This program was successfully used in 1999 in designing both a class of double hull VLCC's and a class of ULCC's. The program indicated that with proper design the worst case tanks in a double hull could be safely purged in four or five hours. Full scale tests proved that the VENT2D results were conservative. In fact, the worst cell in the worst tank had an O2 content of more than 20% in less than two hours. The flow is essentially displacement. These numbers are far better than those that can be achieved in a conventional box-like tank. You can actually feel the airflow on your face when you are in the tank. It's very comforting. Hellespont and Kennedy have generously made VENT2D available to one and all under the Gnu Public License.

Notice that this system works when a tank is partially flooded. This is an obvious requirement but not true of some of the other systems we've seen.

The goal of this project will be to promulgate these results both to owners and regulators. To owners in the hope that it will induce better ballast tank protection. To regulators in the hope that they will enforce better ballast tank protection. CTX feels strongly that all double hull ballast spaces must be properly inerted except when they are bing inspected. Otherwise, the double hull experiment will turn out to be a massive debacle as these ships age.

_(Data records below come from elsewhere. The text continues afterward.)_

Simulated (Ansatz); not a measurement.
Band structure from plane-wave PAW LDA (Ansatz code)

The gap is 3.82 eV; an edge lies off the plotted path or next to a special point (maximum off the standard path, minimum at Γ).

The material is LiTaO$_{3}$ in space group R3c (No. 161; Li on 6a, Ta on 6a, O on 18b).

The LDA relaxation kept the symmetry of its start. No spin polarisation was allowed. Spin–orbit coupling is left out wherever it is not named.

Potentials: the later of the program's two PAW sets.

The outputs of the Ballast Tank Protection (BTP) project will be
  1. A model newbuilding specification for double hull ballast tank inerting system.
  2. An operating manual for maintaining both ballast tank cathodic systems and double bull ballast tank inerting systems.
  3. A better user interface and manual for VENT2D. Currently, unless your name happens to be Mike Kennedy, VENT2D is not real easy to use.

Footnotes

1. These solvent-borne epoxy coatings have a Glass Transition Temperature (GTT) in the range of 5O to 60C. This is the temperature at which the coating becomes partially plastic. If an epoxy coating is cycled through the GTT, it quickly loses its strength and flexibility and ages rapidly. But the temperature on a red (or worse, green) tanker deck can reach 65C in the tropics. This is why epoxy ballast tank coating start breaking down from the top down.

2. Most tanker owners these days hire third party ship managers on the basis of which manager can offer the lowest operating budget and keep to it. Anodes count against that budget; "non-routine" steel renewal does not. In additions, most owners do not want to hear about bad news, so most third party superintendents oblige and report that the tank is OK regardless. It is not until the tank gets in such desperate condition that even Class on one of its five year visits can no longer stomach it that the owner finds out he has a massive steel repair job. The other alternative is that we all find out about it a la Erika.

3. We did see some brown and red and some corrosion in the underdeck area in the very top of the tank on this older ULCC after inerting. This was caused by our failure to always maintain low O2 in this area due tank breathing. There are two solutions to this problem:

  1. Continuously moniter tank inert gas pressure, and top off whenever that pressure gets below 500 mm WG (at 0200) or 200 mm WG (immediately).
  2. Paint the decks and topsides pure white. This effectively eliminates tank breathing while at the same time keeping the tank steel temperatures in this area below 45C on even the hottest June day in the Persian Gulf. This is below the Glass Transition Temperature of the epoxy paint greatly extending the life of the coating. It also essentially eliminates cargo evaporative losses to the environment and drastically reduces fuel used for topping off.
Both these measures were implemented on the Hellespont ULCC's effectively eliminating underdeck corrosion.